As of July this year, millions of salaried workers will be entitled to overtime pay under a new rule from the U.S. Department of Labor (DOL).
On July 1, 2024 — and again on January 1, 2025 — the DOL will substantially increase the minimum salary an employer must pay certain employees to classify them as exempt from overtime pay under the federal Fair Labor Standards Act (FLSA).
This means that many employers have to make a tough choice: either increase salaries (in some cases by up to 64%) to meet the new threshold or start paying affected employees overtime when they work more than 40 hours per week.
The new rule, of course, introduces new compliance challenges: more employers will need to record the hours of salaried employees, calculate the correct overtime rates, and keep a record of compliance if audited.
But that’s getting a bit ahead of ourselves. There are a few things to unpack here. In this article, we’ll answer some of the most common questions we’re hearing from businesses about the DOL’s new overtime rule. Read on for the essential, need-to-know details.
What is the new overtime rule in the U.S.?

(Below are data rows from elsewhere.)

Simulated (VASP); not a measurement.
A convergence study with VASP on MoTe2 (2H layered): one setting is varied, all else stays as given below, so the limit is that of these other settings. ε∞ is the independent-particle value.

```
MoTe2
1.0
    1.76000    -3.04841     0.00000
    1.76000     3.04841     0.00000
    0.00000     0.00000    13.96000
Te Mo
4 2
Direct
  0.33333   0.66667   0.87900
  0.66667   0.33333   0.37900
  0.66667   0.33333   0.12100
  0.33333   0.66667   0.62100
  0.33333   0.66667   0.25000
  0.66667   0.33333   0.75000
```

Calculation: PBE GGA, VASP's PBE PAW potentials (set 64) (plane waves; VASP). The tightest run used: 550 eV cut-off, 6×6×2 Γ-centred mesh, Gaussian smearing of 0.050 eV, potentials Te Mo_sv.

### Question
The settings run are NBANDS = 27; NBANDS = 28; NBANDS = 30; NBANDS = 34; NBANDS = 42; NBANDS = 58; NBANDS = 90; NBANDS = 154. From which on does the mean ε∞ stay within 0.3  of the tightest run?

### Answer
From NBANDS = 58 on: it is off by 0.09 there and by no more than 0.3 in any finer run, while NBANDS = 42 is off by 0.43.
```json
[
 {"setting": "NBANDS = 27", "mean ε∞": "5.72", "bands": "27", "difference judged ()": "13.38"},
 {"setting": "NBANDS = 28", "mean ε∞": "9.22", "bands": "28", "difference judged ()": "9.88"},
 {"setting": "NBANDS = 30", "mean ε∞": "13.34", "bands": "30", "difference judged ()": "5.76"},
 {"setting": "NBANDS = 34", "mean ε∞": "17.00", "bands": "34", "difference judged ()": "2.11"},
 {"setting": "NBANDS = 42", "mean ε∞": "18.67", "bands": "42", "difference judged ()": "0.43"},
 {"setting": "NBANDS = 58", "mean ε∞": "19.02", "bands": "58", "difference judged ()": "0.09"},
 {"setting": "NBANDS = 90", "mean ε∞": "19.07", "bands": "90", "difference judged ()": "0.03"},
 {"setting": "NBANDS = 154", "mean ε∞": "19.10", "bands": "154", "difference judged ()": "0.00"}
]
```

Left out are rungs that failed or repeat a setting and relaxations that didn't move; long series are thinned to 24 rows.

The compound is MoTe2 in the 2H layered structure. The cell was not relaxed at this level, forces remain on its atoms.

The Department of Labor’s new overtime rule introduces three significant changes to federal overtime laws:
Starting on July 1, 2024, an exempt executive, administrative, or professional employee must receive a salary of at least $43,888 per year in order to be classified as exempt from FLSA overtime pay. On January 1, 2025, that salary threshold will increase again to $58,656 under the new rule. This is a significant increase on the current minimum salary, which is a substantially lower $35,568 per year.
If you have employees in states that recognize the highly compensated employee (HCE) exemption, those employees will also need to receive a higher salary to continue to qualify for the exemption: at least $132,964 starting on July 1, 2024, and $151,164 as of January 1, 2025. The current minimum salary for HCEs under federal law is $107,432.
These increases are not the end, though. Under the new rule, the minimum salary thresholds will increase like clockwork every three years, starting on July 1, 2027, to keep up with inflation and market shifts in employee salaries.
Which employees are affected by the new overtime rule?
The new overtime rule affects employees often referred to as ‘white collar’ exempt workers. This includes salaried executive, administrative, professional, and highly compensated employees.
Although employers need to make a case-by-case assessment of whether their employees qualify for one of the white collar exemptions or not (based on their primary job duties and salary amount), some common jobs that can fall under these categories include:
Managers and some shift leads.
Office staff including finance, accounting, tax, quality control, purchasing, marketing, public relations, internet and database admin, human resources, compliance, and others.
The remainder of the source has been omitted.